Romeos and Juliets: Young, Impetuous, ‘for Real’

<First published online in the New York Times, May 2007>

New York City Ballet’s new “Romeo and Juliet” begins with a bit of mood-creating romantic spontaneity for Romeo: two or three arabesque poses alone, then, when his chums Mercutio and Benvolio join him, he waxes more poetic with a few richly dimensional pirouettes. As a solo, it at first looks piffling. But Peter Martins, this production’s choreographer and the company’s ballet master in chief, is giving audiences a choice of four Romeos and four Juliets, and that sketchy opening dance demonstrates how he has encouraged his Romeos to find their own voices.

Robert Fairchild, the first-cast Romeo and a lyrical type, brings a fantasy quality to the pirouettes, as if his mood were tilting him blithely, voluptuously, off-center. Seth Orza, the third-cast Romeo, with a more virile presence, gives a new inflection to the preceding arabesques by looking up at his raised hand (and past it to the sky) with a note of innocent ardor. If you don’t love dance, it must sound daft that an off-kilter quality here, an upward glance there can make you see the touch of the poet that any true Romeo should have. But if you do, you know how such moments can open up meanings, revealing artistry and art itself.

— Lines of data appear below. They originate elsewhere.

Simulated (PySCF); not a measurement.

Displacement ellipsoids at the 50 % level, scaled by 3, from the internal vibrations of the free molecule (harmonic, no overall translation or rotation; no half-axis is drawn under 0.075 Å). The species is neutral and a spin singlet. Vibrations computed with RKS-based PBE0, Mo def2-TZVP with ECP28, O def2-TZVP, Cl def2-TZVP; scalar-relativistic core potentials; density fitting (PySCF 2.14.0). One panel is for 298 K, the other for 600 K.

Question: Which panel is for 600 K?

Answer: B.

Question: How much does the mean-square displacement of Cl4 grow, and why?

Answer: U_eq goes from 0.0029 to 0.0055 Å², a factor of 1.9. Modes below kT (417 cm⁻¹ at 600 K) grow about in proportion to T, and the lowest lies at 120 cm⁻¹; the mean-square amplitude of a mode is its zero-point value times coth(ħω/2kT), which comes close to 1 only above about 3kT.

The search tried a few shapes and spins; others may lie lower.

Shakespeare went out of his way to make Romeo and Juliet even younger than they had been in the original Italian source material. Mr. Martins, following suit, has deliberately chosen unseasoned Romeos and Juliets, some of whom are virtual unknowns: he has said he wants his “Romeo” to be “for real” in this sense. And in the real world of career development, these juniors are faring well. News has just arrived that, effective today, Mr. Fairchild and Mr. Orza have been promoted to soloist rank from the corps de ballet, while Sterling Hyltin, Mr. Fairchild’s opening-night Juliet, is among those newly promoted to principal from soloist.

There were steps (in particular, jumps) when Ms. Hyltin made me think, like Romeo, “O, she doth teach the torches to shine bright!” I recall her as the least touching of these Juliets, but this may simply be because of the pressure of carrying a gala opening night: far more experienced dancers have been far more glacial in such conditions.

The Juliet who brought Mr. Martins’s “for real” phrase to mind was Erica Pereira, still a student, both waiflike and coltish: no hint of artifice here. The same applies to her Romeo, Allen Peiffer, who joined City Ballet in 2003 but looks the most boyish of its four Romeos. Both of them real, yes, and gifted. But also embryonic: these are performances I would like to see again some months down the line.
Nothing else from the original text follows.